1. etcd v3 认证设计
1.1. 为什么不重用v2的认证系统?
v3 协议使用 gRPC 传输而不是像 v2 这样的 RESTful 接口。这个新协议提供了迭代和改进v2设计的机会。例如,v3 auth具有基于连接的身份验证,而不是v2的每请求的速度较慢的认证。 此外,在实践中,v2 auth的语义在关于一致性的推理方面有些笨重,将在下一节中描述。对于v3,认证机制有明确定义的描述和实现,可以修复v2认证系统的缺陷。
1.1.1. 功能需求
每连接认证,而不是每请求
- 基于用户ID + 密码的认证,实现为 gRPC API
- 在认证政策修改之后,认证必须刷新
功能应该和v2一样简单
- v3 提供扁平键空间,和v2的目录结构不同。提供权限检查,如间隔匹配(as interval matching)
应该提供比v2认证更强的一致性保证
1.1.2. 主要需要更改
- 客户端必须在发送被验证的请求之前创建仅用于认证的专用连接
- 添加权限信息(用户 ID 和 合法 revision) 到 Raft 命令 (
etcdserverpb.InternalRaftRequest
) - 在状态机层做每个请求的权限检查,而不是在 API 层
1.1.3. 权限元数据一致性
认证的元数据也应该在存储中存储和管理,该存储被etcd的Raft协议控制,和其他在etcd中的数据一样。要求不牺牲整个etcd集群的可用性和一致性。如果读取或写入元数据(例如权限信息)需要每个节点(超过法定人数)的同意,则单节点故障会让整个集群停止。要求所有节点立即同意意味着,如果任意集群成员宕机,即使群集具有可用的法定人数,检查普通的读/写请求也无法完成。 这种全场一致方案最终会降低集群的可用性; 从raft而来的基于法定人数的共识就足够了,因为合约遵循一致的顺序。
The authentication mechanism in the etcd v2 protocol has a tricky part because the metadata consistency should work as in the above, but does not: each permission check is processed by the etcd member that receives the client request (etcdserver/api/v2http/client.go), including follower members. Therefore, it's possible the check may be based on stale metadata.
This staleness means that auth configuration cannot be reflected as soon as operators execute etcdctl. Therefore there is no way to know how long the stale metadata is active. Practically, the configuration change is reflected immediately after the command execution. However, in some cases of heavy load, the inconsistent state can be prolonged and it might result in counter-intuitive situations for users and developers. It requires a workaround like this: https://github.com/coreos/etcd/pull/4317#issuecomment-179037582
1.1.4. Inconsistent permissions are unsafe for linearized requests
Inconsistent authentication state is most serious for writes. Even if an operator disables write on a user, if the write is only ordered with respect to the key value store but not the authentication system, it's possible the write will complete successfully. Without ordering on both the auth store and the key-value store, the system will be susceptible to stale permission attacks.

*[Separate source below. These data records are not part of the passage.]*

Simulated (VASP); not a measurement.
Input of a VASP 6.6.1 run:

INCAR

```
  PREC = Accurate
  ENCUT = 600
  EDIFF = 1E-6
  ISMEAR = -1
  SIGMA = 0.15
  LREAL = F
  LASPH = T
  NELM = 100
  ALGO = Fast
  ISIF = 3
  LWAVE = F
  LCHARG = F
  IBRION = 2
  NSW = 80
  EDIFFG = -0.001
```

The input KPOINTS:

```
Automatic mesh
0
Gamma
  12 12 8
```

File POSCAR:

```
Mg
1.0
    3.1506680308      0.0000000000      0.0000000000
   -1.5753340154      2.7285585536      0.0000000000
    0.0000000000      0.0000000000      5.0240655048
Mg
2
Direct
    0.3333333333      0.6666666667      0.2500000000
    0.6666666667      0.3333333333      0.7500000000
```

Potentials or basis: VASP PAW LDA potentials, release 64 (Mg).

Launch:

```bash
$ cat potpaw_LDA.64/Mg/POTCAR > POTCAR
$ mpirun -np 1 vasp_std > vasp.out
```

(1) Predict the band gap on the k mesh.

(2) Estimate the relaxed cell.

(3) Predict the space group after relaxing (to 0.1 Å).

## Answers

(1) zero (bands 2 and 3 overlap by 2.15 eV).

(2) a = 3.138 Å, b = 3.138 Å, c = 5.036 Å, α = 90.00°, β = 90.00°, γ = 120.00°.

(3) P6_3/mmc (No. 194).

Therefore, the permission checking logic should be added to the state machine of etcd. Each state machine should check the requests based on its permission information in the apply phase (so the auth information must not be stale).
1.2. Design and implementation
1.2.1. Authentication
At first, a client must create a gRPC connection only to authenticate its user ID and password. An etcd server will respond with an authentication reply. The reponse will be an authentication token on success or an error on failure. The client can use its authentication token to present its credentials to etcd when making API requests.
The client connection used to request the authentication token is typically thrown away; it cannot carry the new token's credentials. This is because gRPC doesn't provide a way for adding per RPC credential after creation of the connection (calling grpc.Dial()
). Therefore, a client cannot assign a token to its connection that is obtained through the connection. The client needs a new connection for using the token.
Notes on the implementation of Authenticate()
RPC
Authenticate()
RPC generates an authentication token based on a given user name and password. etcd saves and checks a configured password and a given password using Go's bcrypt
package. By design, bcrypt
's password checking mechanism is computationally expensive, taking nearly 100ms on an ordinary x64 server. Therefore, performing this check in the state machine apply phase would cause performance trouble: the entire etcd cluster can only serve almost 10 Authenticate()
requests per second.
For good performance, the v3 auth mechanism checks passwords in etcd's API layer, where it can be parallelized outside of raft. However, this can lead to potential time-of-check/time-of-use (TOCTOU) permission lapses:
1. client A sends a request Authenticate()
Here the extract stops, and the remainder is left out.